Knight Ridder/Tribune News Service (KRT)
The following editorial appeared in the Philadelphia Inquirer on Monday, March 1:
Feel that breeze? Something just passed by. Good thing, too.
This something was an asteroid.
And scientists were so worried about it in mid-January that they came within nine hours of calling President Bush.
The chance that a big asteroid will strike within any person’s lifetime is exceedingly small.
But we ought to have something better in place than the current loose confederation of scientists that is the main lookout.
About Jan. 13, that informal system – which relies on scientists’ brains and cooperation, rather than an alert algorithm – didn’t work too well.
Thanks to an asteroid named 2004 AS1, that system is being reviewed.
All sorts of astronomers are looking constantly at the sky.
When someone discovers a new asteroid, he tells an outfit called the Minor Planet Center, located in Cambridge, Mass.
The MPC posts the discovery on the Internet and asks the scientific community to send in more observations.
Some space watchers discovered 2004 AS1. Other scientists took other measurements.
Seemed 2004 AS1 was about 30 meters wide – the size of a yacht. It was traveling – whoa – traveling in an interesting trajectory.
Steven Chesley of NASA’s Jet Propulsion Laboratory sent an E-mail warning that the asteroid had a 1-in-4 chance of striking the Northern Hemisphere in a couple of days.
Skies were cloudy, and it was hard to get a fix.
All the speculation was based on only four observations.
No one wanted to make a wrong call, inspiring needless panic among millions.
If a yacht-size asteroid hit the atmosphere broadside, though, it would produce a devastating mid-air explosion. Thousands could die.
For nine sweaty hours, astronomers Clark Chapman and David Morrison, chair of the International Astronomical Union’s Working Group on Near Earth Objects, considered getting on the line to the president.
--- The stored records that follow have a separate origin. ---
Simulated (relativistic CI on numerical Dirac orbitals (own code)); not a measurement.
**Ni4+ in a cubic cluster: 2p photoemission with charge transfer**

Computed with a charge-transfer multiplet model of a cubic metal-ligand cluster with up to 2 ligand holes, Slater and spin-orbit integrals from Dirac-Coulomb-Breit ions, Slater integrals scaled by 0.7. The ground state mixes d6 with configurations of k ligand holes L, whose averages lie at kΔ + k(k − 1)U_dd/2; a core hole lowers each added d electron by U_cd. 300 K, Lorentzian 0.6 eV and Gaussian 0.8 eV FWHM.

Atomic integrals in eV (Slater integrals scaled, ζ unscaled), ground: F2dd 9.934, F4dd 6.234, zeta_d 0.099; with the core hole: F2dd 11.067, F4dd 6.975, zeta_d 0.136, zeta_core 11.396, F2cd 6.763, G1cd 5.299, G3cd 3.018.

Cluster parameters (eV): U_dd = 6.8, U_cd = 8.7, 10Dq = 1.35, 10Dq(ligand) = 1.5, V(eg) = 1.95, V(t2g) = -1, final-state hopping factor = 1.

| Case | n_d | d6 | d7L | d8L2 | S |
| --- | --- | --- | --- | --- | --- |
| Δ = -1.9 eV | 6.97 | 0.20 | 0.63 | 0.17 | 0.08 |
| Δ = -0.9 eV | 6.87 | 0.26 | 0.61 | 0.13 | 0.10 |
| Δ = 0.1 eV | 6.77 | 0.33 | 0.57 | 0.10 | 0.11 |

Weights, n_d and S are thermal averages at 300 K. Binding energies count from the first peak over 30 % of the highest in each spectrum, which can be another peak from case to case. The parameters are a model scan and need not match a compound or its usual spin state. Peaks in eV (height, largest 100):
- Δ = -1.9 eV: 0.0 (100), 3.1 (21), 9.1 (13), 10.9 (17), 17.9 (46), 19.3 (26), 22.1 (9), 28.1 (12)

In the end, some amateur sky jockey got an unclouded shot of 2004 AS1, and, whew, false alarm, don’t call.
Little 2004 AS1 missed us by 7 million miles. Good thing. Turned out it was more like 500 meters wide.
So we ducked one high, tight fastball. But we should – and can – do better next time.
We need a tighter system, probably an international system, of level-headed scientists who will place the call only when they see no other choice.
The story here was not of an asteroid that almost brought disaster, but of a phone call that almost did.